A structured set of objections, weighed in public.

Desk editor's note, referee report, simulated authors' rebuttal, and a circularity audit. Tearing a paper down is the easy half of reading it; the pith above is the substance, this is the friction.

Referee Report

2 major / 2 minor

Summary. The paper extends entropic regularization of MDPs from the KL divergence to the broader family of f-divergences (with emphasis on α-divergences). It claims that this family inherits closed-form policy improvement steps together with tractable dual objectives for policy evaluation. Specific actor-critic correspondences are derived, including that the Pearson χ²-divergence penalty recovers least-squares value-function estimation paired with advantage-weighted maximum-likelihood policy improvement. Asymptotic analysis of the solutions for varying α and empirical results on standard RL benchmarks are also presented.
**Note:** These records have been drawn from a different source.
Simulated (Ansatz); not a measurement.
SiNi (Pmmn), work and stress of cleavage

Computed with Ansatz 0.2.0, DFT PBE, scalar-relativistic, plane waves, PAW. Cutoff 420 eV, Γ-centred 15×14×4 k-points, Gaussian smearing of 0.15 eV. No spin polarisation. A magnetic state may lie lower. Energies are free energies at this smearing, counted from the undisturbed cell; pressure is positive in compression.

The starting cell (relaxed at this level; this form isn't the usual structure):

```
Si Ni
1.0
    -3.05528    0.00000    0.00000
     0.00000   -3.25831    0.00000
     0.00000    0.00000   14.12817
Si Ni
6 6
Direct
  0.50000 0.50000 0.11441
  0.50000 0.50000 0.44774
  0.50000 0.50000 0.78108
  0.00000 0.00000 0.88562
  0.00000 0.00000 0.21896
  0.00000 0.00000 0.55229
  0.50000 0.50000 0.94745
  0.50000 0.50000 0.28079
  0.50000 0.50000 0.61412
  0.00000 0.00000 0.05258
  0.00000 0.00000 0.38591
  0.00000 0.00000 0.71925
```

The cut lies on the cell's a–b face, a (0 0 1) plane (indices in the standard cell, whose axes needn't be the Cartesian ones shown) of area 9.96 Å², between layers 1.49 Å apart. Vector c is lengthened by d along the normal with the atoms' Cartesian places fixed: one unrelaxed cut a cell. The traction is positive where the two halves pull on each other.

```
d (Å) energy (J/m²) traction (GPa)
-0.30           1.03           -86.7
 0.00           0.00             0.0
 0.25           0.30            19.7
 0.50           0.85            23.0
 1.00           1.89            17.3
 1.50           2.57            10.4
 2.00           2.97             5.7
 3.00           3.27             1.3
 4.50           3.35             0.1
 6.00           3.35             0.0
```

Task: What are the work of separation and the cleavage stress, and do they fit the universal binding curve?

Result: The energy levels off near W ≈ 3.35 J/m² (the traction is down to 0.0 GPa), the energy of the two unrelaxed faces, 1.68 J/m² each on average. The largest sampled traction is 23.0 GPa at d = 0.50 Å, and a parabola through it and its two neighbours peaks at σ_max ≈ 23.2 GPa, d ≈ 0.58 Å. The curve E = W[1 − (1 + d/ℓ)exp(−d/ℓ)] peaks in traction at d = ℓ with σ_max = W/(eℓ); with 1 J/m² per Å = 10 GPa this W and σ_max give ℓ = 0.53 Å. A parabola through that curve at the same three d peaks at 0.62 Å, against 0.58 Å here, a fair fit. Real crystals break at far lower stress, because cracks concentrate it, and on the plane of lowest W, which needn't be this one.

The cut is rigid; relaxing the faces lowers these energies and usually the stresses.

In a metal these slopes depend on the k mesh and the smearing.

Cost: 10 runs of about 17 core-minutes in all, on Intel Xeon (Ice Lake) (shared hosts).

Significance. If the claimed correspondences and closed-form derivations hold without gaps, the work supplies a unified perspective on compatible actor-critic architectures via choice of the penalty-generating function f. The explicit reduction of common least-squares + advantage-weighted MLE to the χ² case and the asymptotic analysis for α-divergences constitute concrete strengths that could inform the design of new regularized RL methods.

major comments (2)
  1. [§3.2, Eq. (9)] §3.2, Eq. (9): the stationarity condition obtained from argmax_π [E_π[A] − D_f(π‖π_old)] is asserted to remain solvable in closed form for general f (including the α-family). For the Pearson χ² case f(u)=(u−1)²/2 this reduces to a linear relation between π and the advantage, but the manuscript must explicitly exhibit the algebraic solution for the α-divergence family and confirm that no additional non-convexity or measure-theoretic restrictions appear that are absent in the KL case; otherwise the inheritance claim is load-bearing for the unification.
  2. [§4.1] §4.1, the derivation linking least-squares value estimation + advantage-weighted MLE to the χ² penalty: the dual objective obtained after substituting the closed-form policy must be shown to be identical (not merely analogous) to the ordinary least-squares Bellman residual; if the equivalence holds only after post-hoc reparameterization, the claimed correspondence is weaker than stated and affects the central actor-critic unification.
minor comments (2)
  1. [§2] Notation for the f-divergence and its conjugate should be introduced once in §2 and used consistently thereafter; several later equations reuse D_f without re-stating the generating function.
  2. [Figure 3] Figure 3 (asymptotic bias plots) lacks error bars or confidence intervals; adding them would clarify whether observed differences across α are statistically meaningful.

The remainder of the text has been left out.